Though the headline on the press release from the United Jewish Communities that sponsored the survey claimed the numbers showed a "fairly stable" population, the picture actually painted by the survey was of an aging, shrinking population.

Among those not accepting all of this was demographer Gary Tobin (no relation to this writer), who claims that 1.5 million people who should be counted as Jews were left out of the NJPS numbers. This includes people who currently adhere to other religions; those who don't list their religion as Jewish, but claim to be ethnically or culturally Jewish; and those who had been raised as Jews or had at least one Jewish parent.


But no matter which set of statistics you choose to accept as being closer to the truth, the real questions this long-awaited survey and other studies raise has little to do with just figures. Rather, as the categories counted by Gary Tobin and omitted by the NJPS indicate, it is about how we define ourselves. More to the point, it is also about what kind of a community we want to be in the future, no matter how big or small our numbers.

More than a decade ago, when the predecessor to this study was released in 1990, many Jews were taken aback by the high rate of intermarriage that was reported. Whether the numbers were completely accurate or not (some analyses disputed the famous 52 percent intermarriage rate), the 1990 survey had the effect of concentrating communal minds on the question of rising rates of assimilation and the shrinking Jewish population base.

Though much of the talk centered on Jews marrying non-Jews, that was, of course, not the problem itself. It was merely an indicator of the fact that not only were American Jews accepted in society, but that we were living lives that were little different from that of our neighbors.

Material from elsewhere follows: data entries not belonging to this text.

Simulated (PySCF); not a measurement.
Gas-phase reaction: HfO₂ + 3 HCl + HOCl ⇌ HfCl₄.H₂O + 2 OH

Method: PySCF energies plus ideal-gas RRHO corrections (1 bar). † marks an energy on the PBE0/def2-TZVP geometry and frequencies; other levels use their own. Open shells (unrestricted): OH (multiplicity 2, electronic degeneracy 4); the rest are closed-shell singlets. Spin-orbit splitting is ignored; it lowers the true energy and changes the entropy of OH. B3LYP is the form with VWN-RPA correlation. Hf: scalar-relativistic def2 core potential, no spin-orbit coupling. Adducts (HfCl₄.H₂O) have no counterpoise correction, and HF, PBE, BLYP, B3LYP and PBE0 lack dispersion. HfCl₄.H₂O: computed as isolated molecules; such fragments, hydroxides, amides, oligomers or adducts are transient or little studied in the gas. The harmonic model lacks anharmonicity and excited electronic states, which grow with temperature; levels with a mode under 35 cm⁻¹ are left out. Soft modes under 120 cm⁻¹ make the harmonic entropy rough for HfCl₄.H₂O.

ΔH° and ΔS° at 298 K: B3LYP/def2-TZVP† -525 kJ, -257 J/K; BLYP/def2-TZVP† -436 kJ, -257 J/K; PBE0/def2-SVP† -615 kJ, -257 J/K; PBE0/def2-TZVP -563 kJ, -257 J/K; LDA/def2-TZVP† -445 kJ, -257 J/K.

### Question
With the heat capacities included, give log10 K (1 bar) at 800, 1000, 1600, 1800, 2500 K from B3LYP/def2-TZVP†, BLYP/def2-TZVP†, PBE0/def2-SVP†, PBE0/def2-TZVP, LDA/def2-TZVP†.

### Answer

Given a Jewish communal ethos focused more on external factors -- resisting anti-Semitism and supporting Israel -- and largely de-emphasizing faith and Judaism as a way of life, it was little wonder that a majority of American Jews recognized no personal imperative to marry within the faith.

Reaction to the 1990 numbers also split the Jewish world on the question of "outreach" versus "inreach" as the best response to this problem. Some of us asserted that reaching out to the intermarried and the growing numbers of American Jews who were unaffiliated was the correct response.

Others claimed with more justice that investing most of our scarce Jewish communal resources on such efforts would prove futile. They insisted that "inreach," or programs devoted to helping reinforce the identity of those already affiliated, was the best chance for strengthening our plight. This fight spilled over into many areas as "inreach" advocates pointed to Jewish day schools as the way to keep our core population stable.

Over the course of the decade, both sides got a little of what they wanted. Day-school enrollment, for example, grew by leaps and bounds, but a lack of communal support, high tuition and a culture that looked askance at parochial education ensured that that these schools would not become the answer for the majority of Jews.

On the other hand, Jewish federations and other organizations poured a great deal of money into outreach events. Predictably, this effort was not enough to satisfy the outreach advocates who felt the marginal success of such programs was the result of insufficient support, not the idea itself.

This once red-hot argument has cooled down in recent years as the Palestinian war on Israel got us thinking less about catch phrases such as "Jewish continuity" and more about supporting the Jewish state.


>While serious thought about the meaning of the numbers might indicate a rekindling of a genuine debate, Jewish leaders would prefer that we avoid this. Both "outreach" and "inreach" are now official policy, but neither gets the support it needs.

Rather than taking a hard look at a future, many of us prefer to take the more optimistic numbers Gary Tobin is selling and wrongly assume that everything is fine.

It is no coincidence that Tobin is also one of the most fervent supporters of outreach strategies. He and others who agree with him paint a picture of a Jewish future that will primarily be defined by pluralism. Normative Jewish life will, they say, cease to be solely defined by the existing structures, but rather, be based on the infinite variety of Jewish choices available. Philanthropies and synagogues will have to follow along with this trend, they tell us, or be left behind.

How can such a population survive?
But others look at the same figures and see impending disaster. Tobin may see the 1.5 million people who live alongside those who identify themselves as Jews in 2.9 million households as Jewish by some amorphous definition. But if a growing percentage of "Jews" are persons who have only the loosest connection to the rest of us, then what sort of a community are we talking about?

How can a Jewish population that is largely self-defining, has no Jewish literacy, is cut off from synagogues and often practicing other religions maintain Jewish institutions or a connection to Israel?

It is true that encouraging conversion and creating more ways for those on the margins to enter into Jewish communal life are important. But a community that only defines itself by its pluralism and lack of identifiable boundaries is one that stands for nothing and is doomed to failure.

The inreach/outreach debate is meaningful because it is based in reality. Though some pretend that Jewish resources are infinite, the truth is, they are not. Given the limited amount of funds available, we cannot possibly do both well. But since our communal structures are set up to avoid making tough decisions, we have left ourselves with the worst of both worlds: a Jewish core population that is underserved and starved of resources, and an unaffiliated group that feels there are not enough doors open for them.

By definition, such a choice means making some people unhappy. But we need to recognize that by not choosing one path or the other, we are making a third even more unfortunate choice that will ensure that future population surveys will bring us even worse news.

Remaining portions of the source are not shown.